Synergy, stamp duty reform to reignite economy
Opinion: Abolishing stamp duty and shaking-up energy markets to cut power prices are two policies that could form a powerful campaign platform for a state election in 2021.
There’s nothing ambitious about setting a jobs growth target lower than projections suggest will be reached organically.
But that was Premier Mark McGowan’s top commitment in February’s ‘Our priorities’ statement – 150,000 new jobs by 2024, or basically fewer than what the last state budget forecast was going to happen regardless of any new government policy.
The plan was off to a cracking start the following day, when numbers from the Australian Bureau of Statistics showed a 6.8 per cent unemployment rate in Western Australia.
Youth unemployment was astonishingly bad at 17.2 per cent, the highest level since 1996.
Today, data shows state final demand dropped about 1.1 per cent in trend terms in the year to December 2018.
Despite the contraction we, along with most of the Western world, have come to expect job creation and improved living standards happen automatically, regardless of how difficult government might make it for businesses to innovate and employ.
It doesn’t work that way.
Better living standards and new jobs don’t create themselves but rather require policies that enable enterprises to innovate and invest.
Ahead of the next state poll, both Mr McGowan and opposition leader Mike Nahan need a cut-through message, and there are two clear policies that can win votes while also supporting business growth – axe stamp duty to help homebuyers and split Synergy to lower power bills.
Two simple slogans, two policies that will resonate with voters while also sharpening the state’s economic competitiveness.
Stamp duty kneecaps new homebuyers by making it more expensive to enter the market, and reduces the value a vendor will earn from a sale.

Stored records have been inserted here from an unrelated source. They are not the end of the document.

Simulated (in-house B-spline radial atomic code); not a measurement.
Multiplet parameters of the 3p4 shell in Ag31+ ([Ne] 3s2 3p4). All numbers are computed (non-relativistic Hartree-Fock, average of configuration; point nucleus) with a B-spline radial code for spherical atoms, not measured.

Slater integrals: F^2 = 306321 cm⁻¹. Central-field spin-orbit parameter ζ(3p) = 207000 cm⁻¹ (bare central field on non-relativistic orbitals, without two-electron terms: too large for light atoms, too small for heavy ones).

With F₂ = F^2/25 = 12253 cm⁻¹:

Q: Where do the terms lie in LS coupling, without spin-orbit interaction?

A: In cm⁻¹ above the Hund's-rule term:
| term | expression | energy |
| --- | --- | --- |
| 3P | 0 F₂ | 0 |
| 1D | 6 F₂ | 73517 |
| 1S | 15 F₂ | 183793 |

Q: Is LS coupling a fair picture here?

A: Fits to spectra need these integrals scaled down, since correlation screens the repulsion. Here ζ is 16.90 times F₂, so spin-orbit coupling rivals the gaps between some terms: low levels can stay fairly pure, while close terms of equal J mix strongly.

It also makes it more expensive for sellers to move on to their next home, particularly if that new property is more expensive and attracts a higher duty.
The 2010 Henry Tax Review recommended abolition of stamp duty because it discouraged turnover of properties and was inequitable for people who need to move.
Housing Industry Association modelling of a move in that vein by the ACT, replacing stamp duty with a broader land tax, found it had supported new construction activity and renovations of existing property.
“(Stamp duty) impedes the smooth flow of the workforce to locations of high employment and restricts the opportunity for seeking education or health services,” a 2018 HIA report said.
“The inequity of stamp duty falls upon a relatively small cohort of taxpayers who need to move to find employment, training, health or for financial reasons.”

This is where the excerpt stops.